Date: 11 September 2023

The Group 4 hard feed variety DSV Champion grown for seed on R. J. Smith’s 400ha Beal Farm at Berwick-upon-Tweed has yielded 30% more this harvest than the farm’s long-term winter wheat average.

Verified by two independent adjudicators from the Yield Enhancement Network (YEN) the 12ha crop averaged 16t/ha, although Rod Smith believes that would have been 10% to 20% higher in a year with average rainfall.

“The variable weather made for a very challenging year,” emphasises Rod, who over the last decade has broken numerous yield records at Beal Farm, which overlooks Holy Island on the Northumberland coast.

Although well outside the country’s arable heartland, the region has a long heritage of growing first-class wheat crops, Rod explains.

“Many farms are limited in terms of yield potential by a range of factors, from soil type to climate and where that it is the case it is uneconomic to push crops beyond their natural limits.

"Beal Farm is very clean. There is some brome, but by growing spring barley, ploughing before vining peas and using a cover crop of oil radish, Daikon radish and phacelia we should stay on top of it.

“The potential is there to produce very high yields and that gives us every incentive to maximise productivity.

"Our long-term average yield is 12t/ha, compared with 8t/ha for the whole of the UK, a figure which has plateaued over the last decade.

"Although the 2022/23 season was very challenging, which limited yield potential, we are on target to average 11t/ha across our wheats, which is still very good.”


High quality seed crop

The crop of DSV Champion was part of 124ha of wheat grown at Beal Farm, along with 83ha of oilseed rape, 50ha of spring barley and 26ha of vining peas for farmers’ cooperative Scottish Borders Produce.

The idea for growing DSV Champion came from Andrew Hartley, the company's UK  arable technical manager, Rod recalls.

“The crop was drilled on a heavy field which had received 3t/ha of composted farmyard manure to give it a head start.

"We exchange straw for farmyard manure which is composed in windrows to raise the temperature and kill any weed seeds. The end-product is very concentrated, full of nutrients with much-improved N, P and K analysis, and spreads more accurately.

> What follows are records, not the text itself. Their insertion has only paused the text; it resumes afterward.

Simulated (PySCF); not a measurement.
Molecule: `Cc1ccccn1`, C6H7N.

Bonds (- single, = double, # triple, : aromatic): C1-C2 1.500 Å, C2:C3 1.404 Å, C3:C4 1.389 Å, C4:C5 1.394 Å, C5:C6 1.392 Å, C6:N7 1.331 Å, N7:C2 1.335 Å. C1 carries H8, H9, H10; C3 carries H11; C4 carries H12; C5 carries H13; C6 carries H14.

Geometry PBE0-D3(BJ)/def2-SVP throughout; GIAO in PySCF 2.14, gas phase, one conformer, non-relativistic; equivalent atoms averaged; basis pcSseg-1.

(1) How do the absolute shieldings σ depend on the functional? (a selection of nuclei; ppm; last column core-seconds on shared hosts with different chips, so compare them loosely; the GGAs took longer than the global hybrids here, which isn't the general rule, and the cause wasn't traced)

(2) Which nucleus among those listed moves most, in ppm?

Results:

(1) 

"After the straw had been removed from the field it was shallow cultivated to help chit weed seeds and volunteers, the green material sprayed off with glyphosate and compost applied.


Huge potential

Following oilseed rape, DSV Champion was drilled on 15 September at a rate of 400/m2 using a Sulky Culti-disc in combination with a Kuhn power harrow which the farm had used for many years.

“We leave it as late as possible to sow wheat but have to be very mindful of the weather as it can quickly turn against us,” Rod explains.

“You never know what the weather will be like after the crop has been drilled and that makes it very difficult to choose what seed rate to use.

"As things turned out, we had a kind autumn, almost all the seeds germinated and we ended up with too many plants, so 350 seeds/m2 or even a little less would have been better."

Harvest 2023 started on 14 August, about a week later than the previous year, but as soon as the combine had finished the oilseed rape it went straight into wheat.

“In a normal year the DSV Champion would possibly have achieved 18t/ha, but in such a challenging year I was very pleased to average 15 - 16t/ha,” Rod concludes.

On the current 2023/24 Recommended List, DSV Champion is the highest yielding feed wheat (Group 4 – 106.3%) and one of the highest yielding when grown as a first or second cereal.

The variety previously topped the Candidate List in 2021/22 and subsequently the 2022/23 Recommended List with the highest yield overall.